Figure 8. The FirePro V9800 has 1600 stream processors and 4 Gbytes of GDDR5 memory.

The FirePro supports OpenGL and DirectX for graphics output and OpenCL for computing chores. This type of support spans AMD's GPU line as does NVidia's CUDA support. This allows most GPU-equipped PCs to take advantage of the GPU as a processing engine for some applications because even consumer applications like image processing can benefit from a less powerful GPU than the V9800.

The FirePro S9000 competes with platforms like the Tesla K20. The S9000 packs in 6 Gbytes of GDDR5 memory with ECC support. It bumps up the double precision performance to 806 GFLOPS and single precision performance is 3.23 TFLOPS. It also has a DisplayPort connection.

AMD has also tied in the FirePro architecture in its APU (Accelerated Processing Unit) architecture (see APU Blends Quad Core x86 With 384 Core GPU). The GPU in most of the system to date is less powerful than something like the V9800 but the pairing offers some interesting scaling possiblities within the HPC community.

AMD also has the SeaMicro fabric-based computing platform that sits inside a 10U rack (see 10U Rack Packs 512 Atoms). It has create a hypercube linkage between a range of processors that started with dual core Atoms. It now encompasses AMD Opteron and Intel Xeon processors and delivers hundreds of conventional cores. Using an APU would bring GPUs to the mix without bursting the power budget that high performance GPUs typically would do.

Arm Mali

Talking about HPC and Arm is probably a bit premature at this point but a few things are changing that may put Arm cores into the HPC space. The first is Arm's 64-bit offering that companies are starting to deliver on (see The Waves Of 64-bit ARM and Windows 8 Systems Are Going To Have An Impact). The Arm Cortex-A57 targets performance computing while the 64-bit Cortex-A53 is designed for low power applications.

The ARMv8 architecture brings the CPU architecture into the realm of x86 processors that dominate this space. The Arm Mali GPU (see Mobile GPU Architecture Supports Emerging Compression Standard) adds another leg to the discussion. The Mali GPU will not be found in a standalone configuration. Instead it is blended in an AMD APU-style configuration with the GPU and CPU coexisting within a cache corherent environment. The number of GPU and CPU cores vary depending upon the implementation but the idea is the same.
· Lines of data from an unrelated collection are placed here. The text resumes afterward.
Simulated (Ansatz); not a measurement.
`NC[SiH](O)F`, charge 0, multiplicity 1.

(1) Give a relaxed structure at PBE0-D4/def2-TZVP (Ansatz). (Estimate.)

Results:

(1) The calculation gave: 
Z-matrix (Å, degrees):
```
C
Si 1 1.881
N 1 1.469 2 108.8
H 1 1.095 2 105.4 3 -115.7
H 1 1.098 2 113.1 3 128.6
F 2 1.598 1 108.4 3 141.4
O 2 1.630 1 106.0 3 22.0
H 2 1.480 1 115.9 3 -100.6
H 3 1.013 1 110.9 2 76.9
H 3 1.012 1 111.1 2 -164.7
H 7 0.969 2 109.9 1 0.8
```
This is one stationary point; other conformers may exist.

Mali supports OpenCL and OpenGL so it is likely to be used for display as well as compute chores. At this point the GPUs have been at the low to mid range of the performance spectrum with designers stressing low power and efficiency since most of the target applications are mobile or consumer oriented. Higher performance GPU computing environments need more horsepower and that requires more power.

Arm platforms in just starting to make inroads into the server space. The HPC space is a smaller and more demanding environment but one that may be on the horizon.

Other Many Core Options

Intel's Xeon Phi and the GPUs from AMD and NVidia are all the rage in HPC because of the large number of cores that can be delivered. SeaMicro's architecture could be used in that space but for now it is targeting the cloud. There also other vendors that are delivering many core solutions that are targeting specific applications other than HPC. For example Tilera has a family of multicore chips that actually do the Xeon Phi one better when it comes to programmability. (see Many Core Systems Handle Network Processing Chores).

Tilera's architecture uses a mesh fabric with multiple channels to provide a cache coherent environment to 64-bit VLIW processors. The SMP environment support standard operating systems like Red Hat Linux and the architecture supports virtualization as well as paritioning. This allows cores to be grouped and isolated, a feature invaluable for cloud computing. The latest Tile-Gx9 (Fig. 9) actually moves in the opposite direction reducing the number of cores to 9.

Figure 9. Tilera's Tile-Gx9 has nine 64-bit processing cores.

The other aspect of Tilera's chips is the heavy support for communication and interfaces. It has multiple PCI Express lanes as well as multiple Ethernet ports including 10G support. Hardware accelerators are tailored for network communication which is the target market for Tilera.

No one many core solution fits all problems and finding the best alternative for a particular problem can be a challenge. Requirements vary from application to application. Performance per watt is sometimes the most important aspect while throughput, possibly network throughput, could be more important. Knowing what the possibilities are helps.